I was invited to join in, of course, but I had a plane to fly, a family to reach. I just wanted to sleep, wake up, find the smoke had moved on, get into my plane and go. But the noise of drunkenness rose in a steady crescendo from the pleasant banter and shy laughter that begins a party to the screeching, yelling, shouting, off-key, bellering singing, bodies slamming against walls crunch that so often ends it - in this case, punctuated by the explosion of firecrackers and the screaming whistle of rockets. On the night of July 4, 1991, there was no sleep for me.
I arose bleary-eyed in the morning to see hat the smoke had thinned out. I got my shot and I took it. Just before I left, I overheard the attendant at the Flight Service Station tell the pilot in front of me that an airplane had disappeared. He told him to keep his eyes open and to check the emergency frequency now and then, but he didn't say anything to me about it when I stepped up for my weather briefing..
Still, as I headed south, I reqularly checked the emergency frequency– and was I surprised when, as I neared the Yukon River, I suddenly heard “Mayday! Mayday! Mayday!” It was the downed but uninjured pilot. I relayed the message to the Civil Air Patrol pilots searching for him and they went and got him.
Finally, I put the Yukon, the Tanana, the Nenana and Interior Alaska behind me; I flew past the massive flanks of Denali, aimed the Running Dog at a saddle in the Talkeetna Mountains directly head of me and then flew right into it.
As I exited the saddle, the mountains dropped sharply away and the lake spattered Matanuska - Susistna Valley appeared before me. About ten miles dead ahead was the spot that held my house and family. Almost immediately, I came upon a bald eagle, gliding at my same altitude. It locked one eye into mine and although I was most anxious to get back to Sunflower and the children, I pushed the stick hard to left and put the Running Dog into a steep bank and did a 360 degree turn around that eagle. As I did, it rotated around a pivot point in such a way that it’s unflinching eye never left mine.
The only sign that the eagle moved at all was the changing patterns of light and shadow that flashed across its face, body and wings as it pivoted to watch me pass by.

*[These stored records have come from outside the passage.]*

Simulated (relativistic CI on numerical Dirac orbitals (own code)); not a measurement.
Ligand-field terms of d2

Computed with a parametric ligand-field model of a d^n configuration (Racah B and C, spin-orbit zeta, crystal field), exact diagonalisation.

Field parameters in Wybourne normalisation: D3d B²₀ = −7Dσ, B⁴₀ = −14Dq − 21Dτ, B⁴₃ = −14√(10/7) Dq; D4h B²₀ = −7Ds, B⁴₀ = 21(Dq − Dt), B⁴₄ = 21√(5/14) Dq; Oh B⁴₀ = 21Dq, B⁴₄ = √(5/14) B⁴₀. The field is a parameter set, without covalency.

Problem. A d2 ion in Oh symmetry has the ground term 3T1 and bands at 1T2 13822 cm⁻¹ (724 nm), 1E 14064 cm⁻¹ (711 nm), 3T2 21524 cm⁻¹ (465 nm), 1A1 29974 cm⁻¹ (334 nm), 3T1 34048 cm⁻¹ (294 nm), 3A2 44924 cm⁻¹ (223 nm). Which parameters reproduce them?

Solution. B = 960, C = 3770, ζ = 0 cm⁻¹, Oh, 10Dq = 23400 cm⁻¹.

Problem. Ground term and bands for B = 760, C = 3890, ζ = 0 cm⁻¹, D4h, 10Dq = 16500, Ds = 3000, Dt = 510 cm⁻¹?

I then leveled my wings and flew a bee-line straight toward a certain small, familiar, patch of marsh. Just beyond that, in the midst of the birch and spruce woods, sat the little red house with the green canoe in the back yard.
It is at this point that I like to picture what the juvenile kitten might have been doing. I picture it nestled down in the woods behind our house, napping happily in the splotchy sunlight filtering down to the ground through the branches, birch leaves and spruce needles. As I draw near, the juvenile cat hears a sound that it has heard many times before – the drone of an airplane.
It cannot know just what that sound means, but it is a common one in the valley and so causes the cat no alarm. Even as it keeps its eyes closed, the kitten turns one ear toward the north, to follow the drone as it grows louder and louder and draws closer and closer. The young cat hears the Running Dog. I do not know it, but the nose of the dog is pointed right at that kitten.
Suddenly, the kitten detects something unusual in the sound. The roar stops altogether, and is replaced by sound of an engine idling, a propeller slowly spinning, and of wings gliding, slicing, the air.
As I approach the swamp, I pull the throttle all the way back to idle, then shove the stick forward, forcing the nose of the Running Dog to point downward towards the swamp. This puts the tiny, wood-framed, rag-clad, airplane into a steep glide. It picks up speed as it swoops down over the swamp until finally its wingtips dip below the tops of the bordering trees.
Now the sound is strange to the kitten. Not threatening, just strange. More gentle than the growing roar of before, but unusual, a sound that it does not understand. The kitten has heard the sound of raven wings, beating and slicing the air, but it has never the sound airplane wings swooping.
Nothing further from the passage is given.